Problems with "if" and "wc"

Hello, I'm pretty new to this shell scripting, and I need some help, I must make a script, where I'm supposed to count all the running processes of the user,
what I've done so far, is, ps -u | wc -l
but I dont know even if this is completely right..

and besides that, I must make a statement if the processes are more than 5, I was thinking of using something like

if []
then
echo "good job"
else;
echo "bad job"

but thing is, I dont know how to configure wc, so that this message will show only if the number of processes is 5 or more. how do i do this?

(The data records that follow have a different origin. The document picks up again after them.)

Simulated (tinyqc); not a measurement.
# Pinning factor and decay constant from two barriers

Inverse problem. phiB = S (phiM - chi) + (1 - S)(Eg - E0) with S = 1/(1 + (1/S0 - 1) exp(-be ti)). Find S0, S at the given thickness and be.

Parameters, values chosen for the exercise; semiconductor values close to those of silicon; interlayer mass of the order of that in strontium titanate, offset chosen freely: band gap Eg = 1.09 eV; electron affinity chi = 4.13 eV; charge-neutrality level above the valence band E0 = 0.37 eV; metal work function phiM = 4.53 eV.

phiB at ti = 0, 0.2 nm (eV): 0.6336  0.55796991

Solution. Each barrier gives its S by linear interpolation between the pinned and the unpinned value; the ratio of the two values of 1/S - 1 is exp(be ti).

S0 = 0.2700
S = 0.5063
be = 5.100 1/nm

This sounds remarkably like homework. Please post this in the homework forum.

Try this one.

 
# if [ $(ps -ef | grep "^root" | wc -l) -lt 5 ]; then echo "Good Job"; else echo "Bad Job"; fi

replace with your username inplace of bold

A small change . Pls avoid double quotes for search pattern . Command should as
if [ $(ps -ef | grep root | wc -l) -lt 5 ]; then echo "Good Job"; else echo "Bad Job"; fi

problem is not with the double quote but with "^"
because the ps command output begins with space.
try it:-

ps -ef | grep "username"
or
ps -ef | grep 'username'
or even
ps -ef | grep username

all of them will give you same o/p

BR

It's better to let "ps" do the selection work.
Be careful about counting the process "ps" itself in the count or counting the column heading from "ps".

For example, counting the processes for user "lp". There is much variation in the syntax for "ps" so you may need to adjust for your version.

#!/bin/ksh
USERNAME="lp"
COUNTER=$(ps -fu${USERNAME} | grep -v " PID " | grep -v 'ps -fu' | wc -l)
if [ ${COUNTER} -ge 5 ]
then
      echo "User ${USERNAME} : Processes count : ${COUNTER}"
fi

Let's not UUoC(grep & wc) :wink:

COUNTER=$(ps -fu ${USERNAME} | grep -vc "PID\|ps -fu")

@danmero

Interesting suggestion but your command does not work because it contains at least three errors and subtle changes to space characters which were not in the original. One side effect is that the "grep -v" never matches and COUNTER is therefore wrong.
Portable(ish) "ps" has no space character after "-u". We could be more specific if we knew which O/S .

If we were to go that way we could use "egrep" instead of "grep":

COUNTER=$(ps -fu${USERNAME} | egrep -vc " PID |ps \-fu")

I continue to prefer making a pipeline easy to read and less likely to introduce errors.